Interference figure. A pattern of light and shadow and bands of interference colors produced on the back lens of the objective in the petrographic microscope by the use of the accessory convergent lens in the condenser. The figure can be viewed as projected on the back lens surface or with the Bertrand lens. The interference figure provides data concerning the crystal structure and the spread of the optic axes. With the gypsum plate or quartz wedge accessories, the optic sign of the mineral can be determined.

Isometric. The crystallographic or optical property of a substance of having three crystallographic axes of equal length at mutual right angles. An isometric mineral has no birefringence unless it has been distorted or subjected to stress.

Isotropic. The property of being crystallographically the same in all directions. Includes isometric and amorphous.

Laitance. A layer of weak material containing cement, calcium hydroxide, and aggregate fines brought to the surface of concrete by bleed water. The amount is increased by a high water-cement ratio, overworking, or improper finishing (see ACI 116).

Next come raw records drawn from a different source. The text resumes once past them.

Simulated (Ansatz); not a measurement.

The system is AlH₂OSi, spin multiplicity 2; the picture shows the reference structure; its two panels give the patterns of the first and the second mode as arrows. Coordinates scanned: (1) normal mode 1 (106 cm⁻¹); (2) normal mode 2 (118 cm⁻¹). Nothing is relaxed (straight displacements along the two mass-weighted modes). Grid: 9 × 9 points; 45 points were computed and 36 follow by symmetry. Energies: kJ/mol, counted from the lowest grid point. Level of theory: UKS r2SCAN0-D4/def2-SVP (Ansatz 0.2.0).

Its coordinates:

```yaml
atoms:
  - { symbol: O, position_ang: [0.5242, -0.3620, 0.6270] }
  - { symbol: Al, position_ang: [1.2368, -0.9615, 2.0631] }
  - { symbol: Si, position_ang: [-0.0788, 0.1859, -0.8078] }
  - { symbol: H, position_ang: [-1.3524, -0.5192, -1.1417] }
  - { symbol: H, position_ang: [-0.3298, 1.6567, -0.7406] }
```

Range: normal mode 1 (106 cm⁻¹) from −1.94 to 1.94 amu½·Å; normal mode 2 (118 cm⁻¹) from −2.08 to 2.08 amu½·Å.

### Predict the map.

Lapping. The process of producing a smooth surface by grinding away projecting portions.

Limestone. A common sedimentary rock mainly composed of the mineral calcite, CaCO3. Includes the lithified chemically deposited benthonic (deep water, bottom) type as well as the indurated collections of shells and fragments of shells. Usually restricted to meaning only oceanic rocks but can include the fresh water limestone, travertine, as well. May be restricted to rocks mainly composed of calcite, but is sometimes used to include the other carbonate rocks, especially dolostones.

Lithology. Rock type, including mineralogy, structure-intrinsic parting, fissibility, and grain size.

Macrocrack. Cracks that can be seen with the unaided eye (often large enough to be seen when one is riding over a pavement or bridge).

Metabasalt. A basalt, fine-grained, basic igneous rock, often extrusive (volcanic lavas, near surface sills and dikes, etc.), that has undergone metamorphism. Will frequently include beds of metamorphosed volcanic debris such as ash, lapilli (pebble sized), and bombs. See greenstone.

Metamorphic. Pertaining to a rock formed by the processes of metamorphism. The source rock material may be sedimentary, igneous, or an earlier metamorphic.

Metamorphism. A natural process that, over the stretch of geologic time, can transform a rock from one appearance, crystal structure, and composition to another. The process can include the stresses of the folding and faulting crust, subduction at the edges of crust plates, pressures of burial at depth, and recrystallization and chemical changes caused by the various solutions and temperatures found in the earth's crust. The word metamorphism includes the low-grade, low-temperature processes by which fluids can rearrange the ions, atoms, and minerals of a rock to form new minerals and recrystallize minerals in new forms.

Micrite. The very fine-grained crystalline component of limestones that is thought to have been deposited as a chemical precipitate, calcium carbonate, and is considered to be a lithified ooze. The individual particles are completely anhedral and generally less than 4 µm in diameter.

Microcrack. Cracks that cannot be seen clearly seen or measured without magnification. They exist on all concrete surfaces but are extremely difficult to see on rough surfaces.

Modal (from classical petrology). Used with analysis or determination to indicate the data collection and calculations necessary to make a mathematical determination of the relative abundance of the various component solids or discrete substances that make up the whole. There is no implication of the determination of the three-dimensional spatial arrangement, shape, and size of the individual portions of the phases. When the determination is made optically, from points, chords, or areas on a plane through the substance, the results will be in percentage by volume.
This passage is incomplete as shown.